When Ita Ford decided to become a missionary sister, she was following in the footsteps of a distant relative.
Bishop Francis Xavier Ford was one of Maryknoll’s fist missionaries to China, where he served from 1918 to 1952. He died in a Chinese prison.
Born in 1940 in Brooklyn, New York, Ita joined Maryknoll after college in 1961. Ill health forced her to leave the community so she worked as an editor for a publishing company for several years. In 1971, she reapplied to Maryknoll and was accepted.
After studying in Bolivia for two years, Ita was assigned to Chile. Within months of her arrival, a military coup overthrew the government, yet Ita decided to remain in Chile to work among the poor. In 1980, Archbishop Oscar Romero asked for help in El Salvador, and Ita and another sister decided to go. Shortly before their arrival, Romero was assassinated on March 24, 1980.

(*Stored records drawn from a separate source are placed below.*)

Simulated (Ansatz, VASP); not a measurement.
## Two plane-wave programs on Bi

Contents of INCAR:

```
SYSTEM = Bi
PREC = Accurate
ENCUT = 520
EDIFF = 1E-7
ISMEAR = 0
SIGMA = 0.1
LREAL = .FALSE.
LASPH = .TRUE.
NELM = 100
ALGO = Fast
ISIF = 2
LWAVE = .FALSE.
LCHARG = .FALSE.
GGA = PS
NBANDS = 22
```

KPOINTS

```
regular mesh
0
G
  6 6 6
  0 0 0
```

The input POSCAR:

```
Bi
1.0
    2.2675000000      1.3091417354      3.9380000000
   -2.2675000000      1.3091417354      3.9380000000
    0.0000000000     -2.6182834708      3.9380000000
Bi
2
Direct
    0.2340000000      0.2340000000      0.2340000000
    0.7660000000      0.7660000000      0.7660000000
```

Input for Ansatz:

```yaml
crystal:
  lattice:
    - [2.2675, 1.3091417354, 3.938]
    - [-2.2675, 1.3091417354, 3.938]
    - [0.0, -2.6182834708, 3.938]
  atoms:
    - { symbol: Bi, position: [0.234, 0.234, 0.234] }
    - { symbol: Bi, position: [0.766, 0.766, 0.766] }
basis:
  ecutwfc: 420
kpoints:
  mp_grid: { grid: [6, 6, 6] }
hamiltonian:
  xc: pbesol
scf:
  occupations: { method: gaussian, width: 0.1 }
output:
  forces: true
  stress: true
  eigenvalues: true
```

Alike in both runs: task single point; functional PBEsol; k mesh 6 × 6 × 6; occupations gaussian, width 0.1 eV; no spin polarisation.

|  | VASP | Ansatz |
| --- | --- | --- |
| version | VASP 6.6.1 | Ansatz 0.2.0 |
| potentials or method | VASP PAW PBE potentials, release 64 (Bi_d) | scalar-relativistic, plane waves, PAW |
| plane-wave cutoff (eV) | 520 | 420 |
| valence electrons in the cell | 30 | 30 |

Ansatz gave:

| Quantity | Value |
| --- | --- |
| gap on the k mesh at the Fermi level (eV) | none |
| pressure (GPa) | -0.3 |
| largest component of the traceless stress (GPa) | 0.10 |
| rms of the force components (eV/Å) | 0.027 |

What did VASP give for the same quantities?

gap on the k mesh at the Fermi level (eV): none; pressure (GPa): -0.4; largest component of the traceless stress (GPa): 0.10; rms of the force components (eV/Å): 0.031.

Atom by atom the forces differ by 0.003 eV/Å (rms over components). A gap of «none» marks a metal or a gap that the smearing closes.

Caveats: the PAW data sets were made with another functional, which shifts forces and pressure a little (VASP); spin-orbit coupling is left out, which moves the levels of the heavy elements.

In El Salvador, the two Maryknoll sisters worked with refugees. During their fist summer, they were caught in a flash flood, and only Ita survived. Following her friend’s death, Ita chose to stay in El Salvador. She was soon joined by another Maryknoll sister, Maura Clarke.
On this day in 1980, national guardsmen in El Salvador gunned down Sr. Ita Ford, Sr. Maura Clarke, Ursuline Sr. Dorothy Kazel, and a United States lay woman named Jean Donovan. The soldiers were later convicted and served 17 years of a 30-year prison sentence for the women’s rape and murder.